20 Reasons to Not Implement a Dual Tax Rate
The issue of whether or not to have a dual tax rate is extremely complex, and can be deceptive. Unfortunately, the way a business is taxed is integrally different from the way a resident is taxed, which results, in itself, in a great deal of confusion. Many proponents do not have all the data needed to be fully informed concerning the long term (and often negative) effects a dual tax rate could consequently have on our local economy and home real estate values. The perception of immediate tax relief to homeowners often overshadows the true downwardly spiraling “ripple effect” such a move typically has on the local economy over time.
The United Regional Chamber of Commerce ask that you help us in our efforts to educate residents and businesses alike concerning the impact of a dual tax rate by reading the attached, which is a partial listing of the some of the many reasons why a dual tax rate would be a very bad idea in Franklin.
- A dual tax rate raises no additional money for essential Town services. NONE WHATSOEVER. The total tax levy in any city or town in Massachusetts is set by “Proposition 2 ½” regulations and the level of new growth in a town. Again, the total amount of overall tax dollars raised does not change in any way under a dual tax rate system.
- When property valuations increase overall, the dollar tax rate is lowered. Noting an often increasing valuation every three years, residents can become fearful that their overall tax bills will increase dramatically and in proportion to the amount their assessed value has been raised. However, this is not the case. The tax rate is, of necessity, lowered when this happens, as a direct result of the higher valuations, due to a fixed set total tax levy end amount. Indeed, in the last fifteen years in Franklin, the real value of the average single-family home in Town has more than doubled (from $175,000 to 385,000, or about 200%). Yet the tax bill of the average single-family homeowner has only increased by about 50% (from $2,406 to $3,530).
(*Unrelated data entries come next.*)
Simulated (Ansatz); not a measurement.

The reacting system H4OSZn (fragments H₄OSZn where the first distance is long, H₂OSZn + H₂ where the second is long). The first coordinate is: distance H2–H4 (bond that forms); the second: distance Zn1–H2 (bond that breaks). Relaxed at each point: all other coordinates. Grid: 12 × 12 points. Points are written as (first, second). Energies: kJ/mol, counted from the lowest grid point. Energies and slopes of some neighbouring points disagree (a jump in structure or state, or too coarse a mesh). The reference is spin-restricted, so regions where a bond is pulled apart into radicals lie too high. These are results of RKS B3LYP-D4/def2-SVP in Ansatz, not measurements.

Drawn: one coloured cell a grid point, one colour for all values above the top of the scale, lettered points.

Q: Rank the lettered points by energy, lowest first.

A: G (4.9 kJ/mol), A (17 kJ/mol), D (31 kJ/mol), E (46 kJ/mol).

- Of 351 cities and towns in Massachusetts, only about 100 or so, at any given time, have a dual tax rate in effect. There are many reasons why less than 30% of towns and cities in the state opt for a dual tax rate, some of which are detailed here.
- There is a known statistical ratio of number of for profit businesses to number of taxable residential units that should trigger a close look at whether a dual tax rate starts to make sense or not for a certain community, which is 30% business to 70% residential. Only if a town has reached the well-documented 30% level, and has among its major business taxpayers businesses that are difficult to move - such as power plants, or vast shopping malls - only then does it make sense to consider a dual tax rate. Franklin meets neither of these criteria.
- The current tax system is already neither fair nor equitable for businesses, for businesses pay toward such items as the Town’s school system and trash pick-up services, which they do not use. Residents have always received a greater value, dollar for dollar, from their tax payments, and still do so even now. Going to a dual tax classification system would further increase the inequity, would be a great injustice, and additionally continue to skew the ratio of payments made to services and benefits received.
- Under a dual tax rate system, because there is a ratio of approximately 80 homeowners per every 20 businesses in Franklin, homeowners would only see a small decrease in their taxes, whereas businesses would see a raise of some four times that, due to the 4 to 1 ratio.
- Over time, a dual tax rate may well decrease the amount of money available to the municipality for essential Town services, because it is a strong disincentive to local economic development, which is the real backbone of the overall tax base.
- Almost all local professionals and businesses have already suffered greatly from the poor economy nation-wide.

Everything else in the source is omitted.